The measures are included in a Private Member’s Bill which has the backing of Strictly Come Dancing champion and EastEnders actress Rose Ayling-Ellis.
The British Sign Language Bill was given an unopposed second reading in the Commons after securing Government support.
Although BSL was recognised as a language in its own right by the Government in 2003, it has no legal protection.
Labour MP Rosie Cooper, who put forward the Bill, said making BSL a legally-recognised language will send a clear message to every deaf person that “their language is equal and should be treated as equal”.
In an emotional speech in the Commons, Ms Cooper recalled her own experiences of growing up as the hearing child of deaf parents.

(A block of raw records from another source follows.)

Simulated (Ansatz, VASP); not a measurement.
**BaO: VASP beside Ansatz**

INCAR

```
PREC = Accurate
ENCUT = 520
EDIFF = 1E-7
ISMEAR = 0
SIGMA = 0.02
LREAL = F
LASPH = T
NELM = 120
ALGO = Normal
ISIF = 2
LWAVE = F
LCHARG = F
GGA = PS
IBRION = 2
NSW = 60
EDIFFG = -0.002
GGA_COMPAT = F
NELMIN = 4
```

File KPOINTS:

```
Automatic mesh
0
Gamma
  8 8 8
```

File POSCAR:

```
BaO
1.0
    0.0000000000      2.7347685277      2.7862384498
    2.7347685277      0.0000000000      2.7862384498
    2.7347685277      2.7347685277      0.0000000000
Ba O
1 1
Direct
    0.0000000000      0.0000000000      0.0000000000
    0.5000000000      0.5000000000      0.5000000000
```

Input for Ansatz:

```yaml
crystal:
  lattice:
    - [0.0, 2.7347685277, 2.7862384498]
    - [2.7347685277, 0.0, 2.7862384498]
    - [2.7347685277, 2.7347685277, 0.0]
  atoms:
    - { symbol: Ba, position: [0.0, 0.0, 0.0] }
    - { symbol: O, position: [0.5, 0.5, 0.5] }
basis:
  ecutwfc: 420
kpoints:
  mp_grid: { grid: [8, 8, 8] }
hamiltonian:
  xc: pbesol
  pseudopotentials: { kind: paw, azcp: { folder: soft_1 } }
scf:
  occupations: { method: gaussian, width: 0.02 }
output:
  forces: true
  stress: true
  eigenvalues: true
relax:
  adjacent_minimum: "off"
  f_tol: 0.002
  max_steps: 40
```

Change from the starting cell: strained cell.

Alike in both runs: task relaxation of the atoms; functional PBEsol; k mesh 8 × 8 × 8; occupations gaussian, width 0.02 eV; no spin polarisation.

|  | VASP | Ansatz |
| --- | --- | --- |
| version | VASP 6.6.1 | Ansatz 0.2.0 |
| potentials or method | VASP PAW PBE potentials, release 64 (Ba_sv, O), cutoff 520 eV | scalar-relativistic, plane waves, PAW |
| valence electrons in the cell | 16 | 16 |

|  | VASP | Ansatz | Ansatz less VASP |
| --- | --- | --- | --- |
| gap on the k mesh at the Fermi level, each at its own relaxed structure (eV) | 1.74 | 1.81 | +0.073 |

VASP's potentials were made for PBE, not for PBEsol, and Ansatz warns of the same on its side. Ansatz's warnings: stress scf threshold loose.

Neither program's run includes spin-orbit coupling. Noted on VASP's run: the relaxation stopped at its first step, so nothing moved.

The MP for West Lancashire said: “Growing up, I saw first-hand the difficulties deaf people face every day. The huge challenges my parents had to overcome, to be heard, to be listened to.
“More importantly, to be understood. Now, I’m told I booked my first family holiday when I was four years old. I don’t remember but I did.”
Explaining the objectives of her Bill, Ms Cooper said: “I want to finally recognise BSL in statute, not just a gesture, but a law which requires positive action from the Government, with real progress putting deaf people on an equal footing with those of us who hear.
“For every deaf person like my parents, who’ve been ignored, misunderstood or even treated as unintelligent for simply relying on BSL, this recognition will be clear and will be a message that their language is equal and should be treated as equal.”
The MP thanked Strictly winner Ms Ayling-Ellis, saying: “Clearly, much of the awareness is due to Rose Ayling-Ellis in Strictly, she proved what my dad always says ‘deaf people can do anything, even the impossible’, such as winning Strictly when you can’t hear the music.
“That 10-second glimpse she gave the hearing world into deafness when the music stopped was truly momentous.
“People became aware and interested in BSL like never before. I know we have much support across the House, so let me say this Bill isn’t about politics. After more than 230 years, this Bill is about doing the right thing.”
Using BSL at the same time, Ms Cooper said: “So, in closing, I’d like to say to the minister, thank you for supporting this Bill. Thank you.”
Conservative former cabinet minister Robert Buckland thanked Labour MP Ms Cooper “from the bottom of my heart” for bringing the suggested change forward.
“Let’s not forget the thousands of people with learning difficulties, who use BSL, including members of my family. On her behalf, may I thank her? Thank you from the bottom of my heart,” he said.
Confirming Government support, Work and Pensions minister Chloe Smith insisted the Bill will make a “tangible difference” in deaf people’s every day life.
She said: “This is a national moment because we have seen in popular culture, throughout the autumn, the inspirational success of Rose Ayling-Ellis on Strictly Come Dancing.
“From that we have seen the interest of BSL is on the rise. This Bill is an important next step, we want to seize that moment to help improve the lives of deaf people and those closest to them. It’s a crucial step and it is going to make a tangible difference in deaf people’s every day life, including by listening to deaf people about how that should be done.”
Speaking before the Bill’s second reading, Ms Ayling-Ellis, 27, told The Big Issue: “If it becomes an official language, which we’ve been fighting for all these years, it will be so emotional for us.
“Because of the massive interest in BSL recently, a lot of people don’t realise how much of a fight the deaf community have had.”
Susan Daniels, chief executive of the National Deaf Children’s Society, welcomed the Bill passing its second reading, noting “this is a historic day for British Sign Language users everywhere”.
She said: “With their language now well on the way to being recognised in law, they can feel jubilant, valued and optimistic about the future.”
David Buxton, chairman of the British Deaf Association, echoed Ms Daniels, saying this Bill has been “19 years in the making”.
He added: “I now call upon ministers and MPs to do everything they can to get the British Sign Language Bill to Royal Assent in this parliamentary session.”
The Bill will now undergo further parliamentary scrutiny at a later date.